Also, I don't know if name lookups are done properly, so I'd test it with the ip (as you've done it on the laptops exports).

Furthermore, the hosts entry for choriac misses a dot! "127.0.01"

HTH, Cheers

----------

## ExecutorElassus

Hi nativemad,

"choriac" is the laptop that's refusing the connections. "domo-kun" is the main. I can mount domo-kun's shares from choriac, but not the other way around.

The mis-typed host entry was my fault in transcription, and is correct in choriac's /etc/hosts file.

Does this make the difficulties perhaps more clear? Sorry it's muddled. 

Cheers,

EE

----------

## nativemad

okok, I'd still try it with an ip instead of the name in the exports...  :Wink: 

Do you see anything useful with dmesg (on both ends), if you try to mount?

----------

## ExecutorElassus

tried it with IP explicitly, with the same result. dmesg on either machine says nothing. Just "access denied."

 :Sad: 

----------

## nativemad

Ahhh... sorry, sometimes it takes a bit to understand correctly!   :Embarassed: 

Wildcards aren't allowed for ip addresses in the exports file!  This should do it:

/home/myhome    192.168.1.0/24(rw,sync,no_root_squash,no_subtree_check)

----------

## ExecutorElassus

no worries about clarity. I'm bad at it.

that exports file, however, did not do it. Nor did explicitly stating domo-kun's IP. 

 :Sad: 

Thanks for the help, though. Any other suggestions?

Cheers,

EE

----------

## nativemad

hmmm... I guess an nfs version mismatch would be shown in dmesg, but anyway... 

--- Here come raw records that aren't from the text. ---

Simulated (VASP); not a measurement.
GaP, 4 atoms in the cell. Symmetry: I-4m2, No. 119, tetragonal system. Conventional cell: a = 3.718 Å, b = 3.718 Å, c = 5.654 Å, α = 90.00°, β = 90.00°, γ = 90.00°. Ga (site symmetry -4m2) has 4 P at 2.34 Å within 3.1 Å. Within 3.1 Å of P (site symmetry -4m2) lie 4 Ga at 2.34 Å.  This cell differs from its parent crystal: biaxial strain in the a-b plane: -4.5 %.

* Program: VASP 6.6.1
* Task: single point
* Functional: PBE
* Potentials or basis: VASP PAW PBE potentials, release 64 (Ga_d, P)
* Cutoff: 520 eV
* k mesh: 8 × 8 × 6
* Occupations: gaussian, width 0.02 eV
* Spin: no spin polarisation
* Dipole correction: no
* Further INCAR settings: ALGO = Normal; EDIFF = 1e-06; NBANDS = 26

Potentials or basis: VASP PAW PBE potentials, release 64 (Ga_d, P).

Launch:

Have you enabled the nfs(4) client in the gentoo kernel and enabled the USEflag on nfs-utils?

----------

## ExecutorElassus

hrm … evidently I did not have NFSv4 enabled in my kernel config. re-compiling now; I'll get back to you after I reboot.

nfs-utils seems to have nfsv4 explicitly enabled.

Stay tuned!

EE

----------